There were numerous articles shared by MISA relating to the employer-employee relationship. One of the core aspects of this relationship, is a two-way stream of duty of good faith. A simple search of the principle of duty of good faith, will confirm that the duty of good faith is common law and as a result an implied term in every employment contract/relationship.
Let’s unpack the common law principle of “duty of good faith”.
Duty – The Merriam-Webster online dictionary defines ‘duty’ as “obligatory tasks, conduct, service, or functions that arise from one’s position”. In essence one is obligated, either in law or in conscience, to do something! There is no choice!
Good Faith – In biblical term “Now faith is the substance of things hoped for, the evidence of things not seen”. In a certain sense this might form part of the meaning of the principle of good faith, because when you enter into an employment relationship there is no guarantees, there is recourse, but ultimately you are hoping on ‘things not yet seen’. However in the legal context the Merriam-Webster online dictionary defines good faith as “honesty or lawfulness of purpose”.
Duty of Good Faith – The only inference you can draw in the employment relationship is that the common law duty of good faith places an obligation on you to act honestly (free of deceit; truthful and sincere) and lawfully (not in contravention) with the purpose to uphold the contract of employment/relationship.
The question that comes to mind is – ‘To whom does this duty apply, to you as employee, MISA member, employer, or to both the employer and the employee?’
In 2019 the Constitutional Court in NUMSA obo Nganezi & Others v Dunlop Mixing and Technical Services (Pty) Ltd & Others  9 BLLR 865 (CC) deliberated on the nature and scope of the duty of good faith that is implied in the contract of employment.

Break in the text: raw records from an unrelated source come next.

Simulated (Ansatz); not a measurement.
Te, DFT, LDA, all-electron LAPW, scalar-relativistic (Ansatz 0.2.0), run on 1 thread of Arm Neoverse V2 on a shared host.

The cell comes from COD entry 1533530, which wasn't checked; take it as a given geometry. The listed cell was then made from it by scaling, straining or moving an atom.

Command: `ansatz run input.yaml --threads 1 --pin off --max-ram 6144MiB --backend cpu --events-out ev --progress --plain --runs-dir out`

Interesting enough the court held that the principles of Ubuntu must be infused into the employment contract. The rationale is that the employment relationship is imbalanced and hierarchical. You as employee are a subordinate to someone in power. The court held that the right of fair labour practices do not only apply to a worker only, but equally to an employer and said that the duty of good faith is a ‘reciprocal duty’. That is, a duty bearing on or binding both parties equally.
Therefore, there is no question that you are bound by a duty of good faith.
In the very same manner that your employer owes you a duty of good faith dealings, you as employee owe the employer the duty to act honestly, without deceit and to uphold (not breach) your contract of employment/relationship.